On all those issues, Clinton has a record easily to match and better that of a President whose recent death saw him elevated to the status of near sainthood by the right and the media, conventional wisdom that grew in the days following Ronald Reagan's demise. Here, we were told, was a man who put a smile back on America's face and tore down the Berlin Wall. Again, this is only half the story, but this time you get the good half. I say that neither to belittle Reagan's achievements nor the genuine grief that people felt, but to point out that when people review the last Democratic President, we tend to get the bad half of the story.

So no such saint-like status awaits Bill Clinton. Nor, given his frailties and failings, will he deserve it. But he and his country's politics deserved better than the appalling Starr, whose report, as Clinton says in his book, mentioned sex more than 500 times, and Whitewater just twice. That statistic probably says more about Starr than his would-be victim. It is a tragedy for Clinton that Lewinsky's name will be part of his political epitaph, and a tragedy entirely of his own making. And you do not have to be long in his company to know this is a man who likes attractive women. Find me a man who doesn't.

I recall a Nato summit in Madrid where the conference hostesses were so beautiful they were driving all of us to distraction, and Clinton was unafraid to admit it. But if there is one thing his book shows, it is not just that there is more to Clinton's life than his sex life. It is that all the other stuff is in the end more important and more enduring.

He is a good man who occasionally made bad mistakes. But along the way he did a hell of a lot of good for America and, with an internationalism and progressive values-based politics not always found in the US, he did a lot of good for the world.

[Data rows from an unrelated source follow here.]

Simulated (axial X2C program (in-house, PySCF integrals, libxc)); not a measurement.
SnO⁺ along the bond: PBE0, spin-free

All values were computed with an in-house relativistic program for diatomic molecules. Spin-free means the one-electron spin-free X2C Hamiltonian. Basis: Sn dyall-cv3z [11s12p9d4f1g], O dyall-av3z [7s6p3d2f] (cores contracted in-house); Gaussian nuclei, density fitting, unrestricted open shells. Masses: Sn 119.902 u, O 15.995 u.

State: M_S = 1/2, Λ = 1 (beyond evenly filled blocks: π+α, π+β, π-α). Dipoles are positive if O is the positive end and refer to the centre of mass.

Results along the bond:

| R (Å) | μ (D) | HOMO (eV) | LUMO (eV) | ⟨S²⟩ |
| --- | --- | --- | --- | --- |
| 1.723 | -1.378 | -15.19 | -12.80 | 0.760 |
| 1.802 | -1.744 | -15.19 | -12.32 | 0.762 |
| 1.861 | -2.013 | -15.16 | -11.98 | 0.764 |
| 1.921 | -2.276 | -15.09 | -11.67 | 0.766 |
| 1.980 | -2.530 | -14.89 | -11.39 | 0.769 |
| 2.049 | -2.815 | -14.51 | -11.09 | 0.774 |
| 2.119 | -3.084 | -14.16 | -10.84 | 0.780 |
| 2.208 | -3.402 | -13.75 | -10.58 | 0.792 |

When the Reagan moment comes for Clinton, even with the 10 to 20 per cent that death tends to add to the positive side of the ledger, he will still get very mixed reviews from the press and political establishment. But just as the people came out for Reagan, so they will come out for Clinton, with perhaps less of the establishment pomp and more of the ordinary Joes, the little guys, the blacks, those who felt dispossessed until they had a President who, every day of his presidency, including the ones when he fooled around with Lewinsky, was basically on their side.